Changing a living thing comes with a lot of ethical questions even if it’s being done to oneself.  At least, there should be since I do remember one movie had kids turning rodents into cups without any hesitation.  There’s not that much of an issue when your transforming inanimate objects unless you’re shooting for ‘lead into gold’.  It can be a clear ethical problem if the change is being done to harm others, but mostly this is done to achieve a goal.

Now, I was going to categorize this topic like on Monday, but it all comes into the same vein.  Instead, I’m going to give a few tips if you plan on using this power, spell, or whatever in fiction.

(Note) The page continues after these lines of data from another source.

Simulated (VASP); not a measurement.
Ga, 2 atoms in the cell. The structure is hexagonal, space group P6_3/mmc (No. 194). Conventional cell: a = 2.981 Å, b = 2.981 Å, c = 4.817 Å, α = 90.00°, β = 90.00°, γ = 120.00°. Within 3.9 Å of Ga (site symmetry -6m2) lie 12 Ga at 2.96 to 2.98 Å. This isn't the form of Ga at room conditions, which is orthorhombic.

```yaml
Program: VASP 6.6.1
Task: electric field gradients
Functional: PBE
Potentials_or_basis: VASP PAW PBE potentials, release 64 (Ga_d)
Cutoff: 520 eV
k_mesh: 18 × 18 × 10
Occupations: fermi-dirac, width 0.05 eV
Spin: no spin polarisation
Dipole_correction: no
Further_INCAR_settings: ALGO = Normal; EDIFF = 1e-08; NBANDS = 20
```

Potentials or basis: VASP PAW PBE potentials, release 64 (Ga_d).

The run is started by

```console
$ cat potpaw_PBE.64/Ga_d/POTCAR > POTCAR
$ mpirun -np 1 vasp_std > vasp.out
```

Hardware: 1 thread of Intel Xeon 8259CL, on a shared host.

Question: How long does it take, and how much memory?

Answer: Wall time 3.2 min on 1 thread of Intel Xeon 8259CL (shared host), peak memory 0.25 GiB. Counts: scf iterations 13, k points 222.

  1. Try to keep the materials in the same school or give a reason why it will become something entirely different.  You might see I’m pulling a lot from ‘Fullmetal Alchemist’ in these tips, but the show does it really well.  You can’t change a wooden log into a metal sculpture.  There needs to be a connection in order to place limits on the power.  Otherwise, the character can turn whatever is around into anything, which means they’re never lacking a solution for a problem.  Don’t have a key?  Turn a rock into it.  Lacking a weapon?  Turn your shoe into a high-powered laser with two beverage holders.  It really takes the suspense out of situations.
  2. Amount of material should be equal or at least close to what you end up with.  If you take a regular piece of paper and turn it into a full-sized blimp then you will need to have some explanation.  Maybe the spell combines with a growth enhancement and there’s no reversing it.  It could have a weaker molecular structure, so it will break apart at some point.  Again, you’re trying to create some limitations here and avoiding having a power that unbalances the story.
  3. The character does need to have an understanding when it comes to transforming an object into something complicated.  If they don’t know how a radio works then the chance of them turning a box of parts into one is nearly impossible.  You can have it be that the magic simply knows how to do it, but then you have to explain why that is the case.  It could be a spell specifically to build a radio, which is oddly niche and restricts the system.  You can’t have a variety of items changed and created by one spell, but then there is this one for radios.  It isn’t too difficult to avoid this because you only have to make the character a reader.
  4. Think twice before having a character turn useless stuff into money.  Gold and possibly gemstones will work, but cash is a big problem.  The reason is because they have serial numbers.  This means the character would have to make each bill one at a time to avoid duplicate numbers.  Other issues is picking a serial number that is already in circulation, one that is too big, or one that is too small.  Will a cashier notice this?  No, but this is something a reader might point out.  You also have various anti-counterfeit additions that the character might not know about.  Just avoid this issue and have them make things to sell on eBay.

Those cover a lot of ground here.  It really comes down to being careful, especially if you make transformations a big staple of a series.  Doing it once or twice might not bring in any attention, but having it be a consistent activity requires a system of some kind.  It can be abused by characters and authors alike since you could feasibly solve any problem with it.  We’re talking almost god-like powers of creation here with the only difference being the mortal needing something to change.  Removing that last limit would make the story horribly broken too.  So, proceed with caution.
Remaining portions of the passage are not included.